Dr. Tonia Durden, Assistant Professor at the University of Nebraska – Lincoln, facilitates an education breakout session at the Race Matters Conference.

The “Opportunity Gap” in education continues to be pervasive and difficult to address in Nebraska. As shown in our 2013 Kids Count, Black and Hispanic children have lower levels of proficiency in both Math and Reading compared to their White counterparts.  Although most of us are aware of these discrepancies, there is debate over the best way to address it.

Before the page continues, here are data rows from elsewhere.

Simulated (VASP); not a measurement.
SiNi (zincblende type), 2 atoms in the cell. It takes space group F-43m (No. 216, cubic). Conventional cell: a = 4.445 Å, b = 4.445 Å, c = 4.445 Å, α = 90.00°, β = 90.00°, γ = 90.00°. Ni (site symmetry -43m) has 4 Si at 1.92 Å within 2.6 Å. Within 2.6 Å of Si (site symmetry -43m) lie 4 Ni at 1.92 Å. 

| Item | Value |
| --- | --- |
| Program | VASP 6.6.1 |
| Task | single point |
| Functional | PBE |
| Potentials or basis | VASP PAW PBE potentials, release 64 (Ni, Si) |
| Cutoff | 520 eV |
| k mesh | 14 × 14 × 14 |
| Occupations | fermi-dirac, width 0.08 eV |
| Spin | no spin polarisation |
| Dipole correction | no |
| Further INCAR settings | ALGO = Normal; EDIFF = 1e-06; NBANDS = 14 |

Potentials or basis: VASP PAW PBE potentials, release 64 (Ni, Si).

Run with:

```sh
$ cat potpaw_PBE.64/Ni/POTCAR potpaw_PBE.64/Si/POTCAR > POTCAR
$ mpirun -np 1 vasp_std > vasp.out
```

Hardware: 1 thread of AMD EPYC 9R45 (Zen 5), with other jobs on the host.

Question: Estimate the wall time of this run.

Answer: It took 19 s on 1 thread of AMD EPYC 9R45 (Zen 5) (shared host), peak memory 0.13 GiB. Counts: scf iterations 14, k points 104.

Discussions of the Opportunity Gap were front and center throughout the recent Race Matters conference.  During the conference’s breakout sessions we heard from a number of experts on race equity issues in education.  Dr. Iheoma Iruka from the Buffet Early Childhood Institute and Tunette Powell, Founder and CEO of The Truth Heals, led the first breakout session. They discussed the importance of early childhood education, disparities in educational performance among Black boys, why these discrepancies exist, highlighting pre-school suspensions, and potential solutions to these issues. Next, we heard from Palma Joy Strand, a professor at the Creighton Law School & Werner Institute. Strand discussed her experiences addressing the achievement gap and institutional racism in the Arlington County public school system and provided insight into how Nebraskans can integrate Arlington’s approach to addressing racial equity issues in our educational system. At the end of the day, Gwyn Williams from Collective for Youth added to the conversation by discussing the importance of after school programs for minority youth.

Throughout both days of the conference, presenters and attendees of the sessions participated in lively discussions and friendly debates about how best to address the Opportunity Gap.  Participants came with a variety of perspectives and backgrounds. Attendees included: early childhood and school teachers, school board members, interested community members, and parents. Everyone was passionate about finding the best approach to addressing racial equity issues in education. Proposed solutions included providing race equity training to future teachers in college, board members, and current teachers. Participants also frequently discussed the need to eliminate preschool suspensions.

The passion and commitment from all that were involved was inspiring. We look forward to continuing conversations on these topics as we work to move the mark on educational opportunity for children of color.